My main quibble is that the science fiction side of things felt slightly contrived, like a convenient plot device rather than a well-developed element. But there was *a lot* going on, so I understand the need to keep some things streamlined. And even with that flaw, I love a genre-bender and this was a great one.

4.5 rounded right up for this modern mystery that's just too much fun!

Another fun caper with Finlay Donovan! This could've easily been another 5-star rating but it hit a couple of my personal anxiety buttons (and leaned into the love triangle, a feature I'm never a fan of). Still — Finlay is great fun to read! :-)

A charming and sometimes genuinely affecting collection of letters about canine companions from a wide variety of correspondents — George Bush Sr., Jane Welsh Carlyle, Lewis Carroll, Roald Dahl, Bob Hope, Zora Neale Hurston, Helen Keller, Eric Knight (Lassie Come Home author), Charles Lamb, Anaïs Nin, Georgia O'Keeffe, Sue Perkins, Petrarch, Marcel Proust, Gertrude Stein, E.B. White, and more. This is also great on audio, where a number of talented actors and voice actors (Louise Brealey, Simon Callow, Stephen Fry, Juliet Stevenson, Mark Strong, etc.) narrate the letters.

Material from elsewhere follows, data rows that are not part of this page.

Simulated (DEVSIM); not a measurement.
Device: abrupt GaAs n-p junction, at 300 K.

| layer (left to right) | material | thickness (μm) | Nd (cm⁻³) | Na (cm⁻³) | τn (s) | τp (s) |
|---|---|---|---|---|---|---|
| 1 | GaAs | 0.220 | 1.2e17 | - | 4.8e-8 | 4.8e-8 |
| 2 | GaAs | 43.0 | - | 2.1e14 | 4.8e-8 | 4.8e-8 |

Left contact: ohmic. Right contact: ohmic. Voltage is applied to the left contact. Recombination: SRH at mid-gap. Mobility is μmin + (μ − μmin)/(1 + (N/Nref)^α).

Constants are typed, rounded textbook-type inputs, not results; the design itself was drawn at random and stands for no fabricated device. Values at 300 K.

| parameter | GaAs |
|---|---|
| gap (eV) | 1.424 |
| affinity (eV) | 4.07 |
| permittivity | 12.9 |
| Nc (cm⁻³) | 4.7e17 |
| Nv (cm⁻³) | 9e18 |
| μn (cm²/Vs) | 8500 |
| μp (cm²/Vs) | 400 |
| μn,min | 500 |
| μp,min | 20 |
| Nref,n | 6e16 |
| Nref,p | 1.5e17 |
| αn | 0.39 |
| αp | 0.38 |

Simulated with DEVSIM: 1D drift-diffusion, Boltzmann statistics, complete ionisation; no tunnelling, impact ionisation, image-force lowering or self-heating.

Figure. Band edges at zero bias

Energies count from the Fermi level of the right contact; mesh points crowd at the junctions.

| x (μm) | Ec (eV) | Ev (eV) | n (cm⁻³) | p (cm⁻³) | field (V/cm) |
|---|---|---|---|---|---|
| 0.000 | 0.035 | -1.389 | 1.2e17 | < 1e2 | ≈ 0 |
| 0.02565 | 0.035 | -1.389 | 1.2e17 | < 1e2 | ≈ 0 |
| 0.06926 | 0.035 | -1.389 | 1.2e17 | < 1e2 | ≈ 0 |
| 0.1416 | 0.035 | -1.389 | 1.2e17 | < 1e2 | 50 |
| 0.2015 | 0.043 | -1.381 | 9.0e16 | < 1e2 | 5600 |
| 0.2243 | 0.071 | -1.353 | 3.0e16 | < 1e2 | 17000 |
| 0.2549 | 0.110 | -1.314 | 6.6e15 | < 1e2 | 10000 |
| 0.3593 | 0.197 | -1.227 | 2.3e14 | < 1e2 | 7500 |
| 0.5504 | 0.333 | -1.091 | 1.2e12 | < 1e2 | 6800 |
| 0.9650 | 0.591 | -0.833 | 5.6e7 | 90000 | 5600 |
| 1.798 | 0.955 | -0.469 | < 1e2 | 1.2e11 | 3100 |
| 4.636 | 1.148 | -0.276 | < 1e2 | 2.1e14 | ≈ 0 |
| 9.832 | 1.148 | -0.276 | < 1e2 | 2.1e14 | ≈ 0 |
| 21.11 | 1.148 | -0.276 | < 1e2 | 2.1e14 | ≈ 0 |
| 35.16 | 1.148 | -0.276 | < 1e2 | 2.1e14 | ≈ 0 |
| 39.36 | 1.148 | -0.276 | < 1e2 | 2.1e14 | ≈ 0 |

Michael Schur (the creator of The Good Place) has somehow managed to give us a very readable survey of moral philosophy that is also warm, personal, and hilarious. Chapters include "Should I Punch My Friend in the Face for No Reason?" "Do I Have to Return My Shopping Cart to the Shopping Cart Rack
Thingy? I Mean…It’s All the Way Over There" and "This Sandwich Is Morally Problematic. But it’s Also Delicious. Can I Still Eat It?" Also great on audio (check out Libro.fm), where the cast of the Good Place lend their talents and the author's humor shines through.

Eleanor OIiphant meets Miss Marple in a cozy mystery that is both charmingly familiar and delightfully different. Molly Gray may be a little old-fashioned, a lot blunt, and struggling with social cues, but she is also smart, capable, observant, kind, and loves her job as a maid at the Regency Grand Hotel where she returns her assigned rooms to a state of perfection every day. Admittedly, she does not always love her interactions with the guests, who don't always behave in a manner becoming the Regency Grand. She particularly does not love it when the worst but most VIP of guests turns up dead when Molly is in the middle of cleaning his suite. This is not the state of perfection she strives for. If she keeps calm, applies the rules her Gran taught her, accepts a little help from her friends, and tells the police what she saw, everything should work out fine. Except the observant Molly may have missed an important piece of this puzzle. The police suspect foul play — and they're beginning to think Molly herself brought this foul imperfection onto the scene.

Note: Molly appears to be a neurodiverse character, an identity that neither the author nor I share, so it would be worth seeking out the thoughts and reviews of neurodiverse readers for this one. If I see any, I'll link them here.